Commercial Casino is Haunted
And it is not just because it is one of the oldest licensed casinos in Nevada. The building stood since 1869 as the Humboldt Lodging House, but when gambling became legal in 1941, it changed its name to Commercial. The frightening stories about the place being hunted are probably because the 8,441 square foot casino hosted some of the most gruesome scenes, from mistresses shot by jealous wives to Wild West gunslingers going wild. Casino staff and patrons commonly encounter hair-raising instances like hearing screams and gunshots, doors opening, and lights turning on.
The 10-foot Stuffed Polar Bear of Commercial Casino
More than the ghost stories that supposedly haunt the Commercial Casino, it often caught the attention and frightened stares of many because of the giant polar bear display at the entrance. They dubbed the stuffed animal White King and it had been there since the 1950s, in the same spot, holding the same position. If that did not come as scary, we do not know what does.

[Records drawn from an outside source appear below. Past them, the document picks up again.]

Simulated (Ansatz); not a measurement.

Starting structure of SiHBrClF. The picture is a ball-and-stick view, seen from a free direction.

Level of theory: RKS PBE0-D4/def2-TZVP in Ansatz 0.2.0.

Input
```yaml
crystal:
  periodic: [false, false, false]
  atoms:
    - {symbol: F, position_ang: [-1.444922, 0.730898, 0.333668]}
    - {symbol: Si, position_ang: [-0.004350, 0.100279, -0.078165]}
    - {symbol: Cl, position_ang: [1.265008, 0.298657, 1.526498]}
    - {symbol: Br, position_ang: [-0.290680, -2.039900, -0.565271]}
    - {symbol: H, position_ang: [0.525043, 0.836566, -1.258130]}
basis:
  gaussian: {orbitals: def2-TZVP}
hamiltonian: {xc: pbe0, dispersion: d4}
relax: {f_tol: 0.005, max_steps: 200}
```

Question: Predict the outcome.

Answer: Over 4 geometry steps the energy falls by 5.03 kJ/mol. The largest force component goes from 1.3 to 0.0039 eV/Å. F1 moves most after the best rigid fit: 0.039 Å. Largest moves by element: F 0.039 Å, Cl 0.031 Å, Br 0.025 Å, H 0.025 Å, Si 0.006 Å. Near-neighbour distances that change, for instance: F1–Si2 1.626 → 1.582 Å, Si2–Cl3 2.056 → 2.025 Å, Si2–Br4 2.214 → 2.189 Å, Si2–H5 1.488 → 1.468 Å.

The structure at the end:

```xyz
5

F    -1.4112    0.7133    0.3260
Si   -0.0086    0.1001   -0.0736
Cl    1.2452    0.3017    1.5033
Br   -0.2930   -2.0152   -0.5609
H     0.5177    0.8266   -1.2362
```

The Only Woman Ever Executed in Nevada Was Hung in Elko
Elizabeth Potts and his husband, Josiah were found guilty as charged for the murder and mutilation of Miles Faucett, a carpenter who was also Elizabeth’s second husband. They were convicted and sentenced to the death penalty in 1889 and were hanged simultaneously on June 20, 1890 in Elko. She was the only woman ever executed in the state since a 1901 ruling ended the practice altogether.
The Popular People of Elko
With its humble neighborhoods, Elko did not attract many A-listers to buy a property, but it does have its fair share of popular residents. There’s radio host Dave Pratt, known as the Morning Mayor, who started his career at 16 on local radio station KELK. Major League Baseball pitcher Cy Sneed was also born and raised in the city. Another sports great, National Football League’s placekicker Dirk Borgognone, who holds the record for the longest field goal in high school football at 68 yards, was also born in Elko, but now resides in Reno.
Elko is a Goldmine, Literally
One of the earliest industries in Elko is mining, having several area mining camps within the territory. In 1868, the city was founded as a gold town. Nevada contributes more gold to American production than other states, and much of it is harbored in the city. Although Elko’s ranching and tourism industries flourished in later years, its golden past could not be erased from the history books.
The First Mail Transport By Air Landed on Elko
It was 1925 when the US Postal Service started transporting mail by air, as authorized by the Kelly Act or the Air Mail Act of 1925. Did you know where the first commercial airmail flight landed? Yes, it was at the Elko Regional Airport. The Airmail Route #5 traveled 487 miles from Pasco, Washington on April 6, 1926. It had a stopover in Boise, Idaho, to load up on more mails.
One of the Last True Western Towns
Elko’s beautiful western past of miners and livestock raisers, buckaroos, and Shoshone Indians is still visible in the modern era. You can feel the cowboy spirit as you roam around the streets, stopping by for food, checking out museums, and attending festivals. Elko celebrates the National Cowboy Poetry Gathering, the Elko Band Powwow, and the National Basque Festival annually.
The National Cowboy Poetry Gathering
There may be cowboy-related festivals held around town but the National Cowboy Poetry Gathering, held every January, proves to be the best in the pack. It is an annual gathering when cowboys from all over the United States flock to celebrate the rural west and its colorful cowboy lifestyle over the last four decades. But this event is not just about poetry or cowboys. It is way more than that. There are lots of singing, visual arts, new media, and videos as much as there is a lyrical blend of the Wild West.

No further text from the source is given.